Another trait emphatically not found among traditional camp leaders is a desire for wealth or acquisitiveness. The leaders of the fifteen or so living groups not closely tied to Black-cattle posts live in huts no larger, or dress in clothing or ornaments no more lavish than that of the other camp members. Whatever their extravagances in speech, their personal style of living is modest and their accumulation of material goods is minimal. Whatever their personal influence over group decisions they never translate this in to more wealth or more leisure time than other group members. !Kung leaders therefore adhere closely to the image of the 'egalitarian redistributor' noted by Harris (1975, p. 289) or the modest band leader noted by Fried (1967, p. 82ff.) as characteristic of egalitarian societies.

San headmen? The question of hereditary headmen or chiefs among the San has been a matter of dispute. The existence of San chiefs was stated clearly long ago by Fourie who wrote:

At the head of each group is a big man or chief. Though usually considered to be a chief in name only and without any authority over the members of the group, he in fact does exercise considerable influence in the life of the community because in him are vested certain functions, the performance of which are of vital importance to the welfare of his people. The family area with its food and water supply as well as the fire are all looked upon as belonging to him. Among the tribes of the Kalahari he is succeeded by a son or failing such, by the nearest male relative (Fourie, 1928, p. 86).

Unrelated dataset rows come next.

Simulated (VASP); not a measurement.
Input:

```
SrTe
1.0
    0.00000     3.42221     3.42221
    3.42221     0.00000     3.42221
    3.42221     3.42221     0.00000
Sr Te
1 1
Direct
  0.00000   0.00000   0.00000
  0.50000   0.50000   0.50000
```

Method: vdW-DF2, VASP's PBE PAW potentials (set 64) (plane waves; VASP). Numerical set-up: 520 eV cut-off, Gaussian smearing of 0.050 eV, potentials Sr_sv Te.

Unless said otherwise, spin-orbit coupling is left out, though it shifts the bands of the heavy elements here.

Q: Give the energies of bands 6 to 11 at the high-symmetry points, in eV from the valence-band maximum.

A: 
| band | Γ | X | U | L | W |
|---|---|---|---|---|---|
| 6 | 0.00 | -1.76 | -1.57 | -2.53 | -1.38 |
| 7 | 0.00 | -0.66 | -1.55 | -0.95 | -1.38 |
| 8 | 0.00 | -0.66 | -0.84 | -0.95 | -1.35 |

Lorna Marshall in her earlier writings also spoke of an hereditary headman in whom resided the ownership of the group's resources and who inherited his position patrilineally (1960, pp. 34452), a view which Fried has questioned (1967, pp. 8789). Marshall has subsequently altered her views and has more recently stated that "'headman' was a misleading and unfortunate paraphrase" for 'K"xaun!a' meaning 'big owner' (1976, p. 191). Her revised thinking on the subject of headman now brings the data on the Nyae Nyae !Kung into line with the data from the Dobe area, since in the latter case it is clear that the institution of the headman was completely absent among the precontact !Kung. Further there is good evidence that the concept of headmen only came into currency after the arrival of the Bantu.

After reading Marshall's 1960 article and the earlier writings of others, I made inquiries in the Dobe area in 1964 to find out who was the headman or chief (//kaiha) at each waterhole. The answers the people gave were almost entirely negative. The younger people didn't know who, if anyone, was the headman, and the older people were obviously puzzled by the question. Some people offered up a variety of names but most answered that the only headman they knew of was Isak, the Motswana headman appointed by the Paramount Chief. Finally I discussed the question with K"au, a senior /Xai/xai man originally from /Gam, "Before the Tswana came here," I asked, "did the San have chiefs?"

"No," he replied. "We had no one we set apart like a chief; we all lived on the land."

"What about /Gaun!a? Was he a chief of /Xai/xai?" I asked, citing the name of a man who the Hereros had mentioned as a former San headman.

"That is not true," K"au responded. "They are mistaken. Because among the Bantu the Chief's village is fixed; you come to him, speak, and go away. Others come, speak, and go. But with us San, we are here today, tomorrow over there, and the next day still elsewhere. How can we have a chief leading a life like that?"

"If San have no chiefs," I asked "then how did /Gaun!a come to, be labelled as the chief here?"

"I can tell you that. /Gaun!a was living at /Twihaba east of /Xai/xai when the Bantu came. They saw evidence of his many old campsites and so they called him '//Kaiha'. But then named him something that no !Kung person recognizes."

"But even that is lies," the old man continued "because /Gaun!a was not even the real owner of /Twihaba! His proper n!ore is N!umtsa, east of /Gam, /Twihaba properly belongs to the people of a.Toma whose descendants now live mostly in the east. "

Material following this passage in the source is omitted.